The hockey stick caused quite a stir, not just in the scientific community, but also in the world of politics. It galvanized alarmists in their push for Kyoto. It is supposedly ironclad proof that man-made greenhouse gas emissions are warming the planet to an unsustainable degree.
But here again, one of the essential pillars of alarmism appears to be crumbling. Two Canadian researchers have produced the most devastating evidence to date that the hockey stick is bad science. Before I describe their work, I want to make a prediction: the alarmists will cry foul, saying this critique is part of an industry-funded conspiracy. And true to form, they will avoid discussion of substance and engage in personal attacks. That’s because one of the researchers, Stephen McIntyre, is a mineral exploration consultant. Dr. Mann already has accused them of having a conflict of interest. This is nonsense. First, Stephen McIntyre and his colleague Ross McKitrick, an economist with Canada’s University of Guelph, received no outside funding for their work. Second, they published their peer-reviewed critique in Geophysical Research Letters. This is no organ of Big Oil, but an eminent scientific journal, the same journal, in fact, which published the version of Dr. Mann’s hockey stick that appeared in the IPCC’s Third Assessment Report. Apparently the journal’s editors didn’t see much evidence of bias. The remarks of one editor are worth quoting in full: “S. McIntyre and R. McKitrick have written a remarkable paper on a subject of great importance. What makes the paper significant is that they show that one of the most widely known results of climate analysis, the ‘hockey stick’ diagram of Mann. et. al., was based on a mistake in the application of a mathematical technique known as principal component analysis.” Further, he said, “I have looked carefully at the McIntyre and McKitrick analysis, and I am convinced that their work is correct.”
What did McKitrick and McIntyre find? In essence, they discovered that Dr. Mann misused an established statistical method called principal components analysis (PCA). As they explained, Mann created a program that “effectively mines a data set for hockey stick patterns.” In other words, no matter what kind of data one uses, even if it is random and totally meaningless, the Mann method always produces a hockey stick. After conducting some 10,000 data simulations, the result was nearly always the same. “In over 99 percent of cases,” McIntyre and McKitrick wrote, “it produced a hockey stick shaped PCI series.” Statistician Francis Zwiers of Environment Canada, a government agency, says he agrees that Dr. Mann’s statistical method “preferentially produces hockey sticks when there are none in the data.” Even to a non-statistician, this looks extremely troubling. But that statistical error is just the beginning. On a public website where Dr. Mann filed data, McIntyre and McKitrick discovered an intriguing folder titled “BACKTO_1400-CENSORED.” What McIntyre and McKitrick found in the folder was disturbing: Mann’s hockey stick blade was based on a certain type of tree—a bristlecone pine—that, in effect, helped to manufacture the hockey stick.

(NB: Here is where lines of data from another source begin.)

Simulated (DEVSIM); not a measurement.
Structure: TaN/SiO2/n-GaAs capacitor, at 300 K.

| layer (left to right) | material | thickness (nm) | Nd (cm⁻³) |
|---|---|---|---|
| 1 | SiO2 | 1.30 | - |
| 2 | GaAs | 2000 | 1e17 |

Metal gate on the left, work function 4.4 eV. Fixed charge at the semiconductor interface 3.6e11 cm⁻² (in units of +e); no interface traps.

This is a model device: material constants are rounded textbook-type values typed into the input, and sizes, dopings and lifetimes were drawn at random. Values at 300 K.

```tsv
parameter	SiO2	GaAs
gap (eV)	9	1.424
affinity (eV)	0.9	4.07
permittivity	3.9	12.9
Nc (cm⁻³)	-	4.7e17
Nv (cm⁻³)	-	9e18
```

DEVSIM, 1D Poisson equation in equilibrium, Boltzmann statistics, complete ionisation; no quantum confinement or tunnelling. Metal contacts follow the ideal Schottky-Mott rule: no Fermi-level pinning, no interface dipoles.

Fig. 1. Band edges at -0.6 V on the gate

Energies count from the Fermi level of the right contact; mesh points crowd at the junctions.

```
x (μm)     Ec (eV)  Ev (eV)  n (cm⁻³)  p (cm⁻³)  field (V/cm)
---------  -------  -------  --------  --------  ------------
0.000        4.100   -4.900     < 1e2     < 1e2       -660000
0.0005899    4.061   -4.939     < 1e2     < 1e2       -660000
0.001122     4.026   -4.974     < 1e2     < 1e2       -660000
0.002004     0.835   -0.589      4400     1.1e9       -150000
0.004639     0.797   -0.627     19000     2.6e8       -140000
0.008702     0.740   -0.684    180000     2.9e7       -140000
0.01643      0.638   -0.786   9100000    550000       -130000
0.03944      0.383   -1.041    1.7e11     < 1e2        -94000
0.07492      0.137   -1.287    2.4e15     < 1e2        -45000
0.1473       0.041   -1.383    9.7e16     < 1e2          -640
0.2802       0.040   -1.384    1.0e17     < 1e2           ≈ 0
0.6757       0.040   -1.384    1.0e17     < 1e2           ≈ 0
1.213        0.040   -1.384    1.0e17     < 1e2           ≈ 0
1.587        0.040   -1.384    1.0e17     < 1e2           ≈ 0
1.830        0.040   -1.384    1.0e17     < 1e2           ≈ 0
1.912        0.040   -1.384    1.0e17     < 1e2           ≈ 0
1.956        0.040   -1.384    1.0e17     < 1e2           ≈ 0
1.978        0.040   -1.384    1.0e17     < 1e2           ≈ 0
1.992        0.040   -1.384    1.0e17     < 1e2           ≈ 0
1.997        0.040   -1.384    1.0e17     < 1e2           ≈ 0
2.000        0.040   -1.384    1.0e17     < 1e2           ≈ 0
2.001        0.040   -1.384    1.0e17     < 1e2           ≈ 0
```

Remember, the hockey stick shows a relatively stable climate over 900 years, and then a dramatic spike in temperature about 1900, the inference being that man-made emissions are the cause of rising temperatures. So why is the bristlecone pine important? That bristlecone experienced a growth pulse in the Western United States in the late 19th and early 20th centuries. However, this growth pulse, as the specialist literature has confirmed, was not attributed to temperature. So using those pines, and only those pines, as a proxy for temperature during this period is questionable at best. Even Mann’s co-author has stated that the bristlecone growth pulse is a “mystery.” Because of these obvious problems, McIntyre and McKitrick appropriately excluded the bristlecone data from their calculations. What did they find? Not the Mann hockey stick, to be sure, but a confirmation of the Medieval Warm Period, which Mann’s work had erased. As the CENSORED folder revealed, Mann and his colleagues never reported results obtained from calculations that excluded the bristlecone data. This appears to be a case of selectively using data—that is, if you don’t like the result, remove the offending data until you get the answer you want. As McIntyre and McKitrick explained, “Imagine the irony of this discovery…Mann accused us of selectively deleting North American proxy series. Now it appeared that he had results that were exactly the same as ours, stuffed away in a folder labeled CENSORED.”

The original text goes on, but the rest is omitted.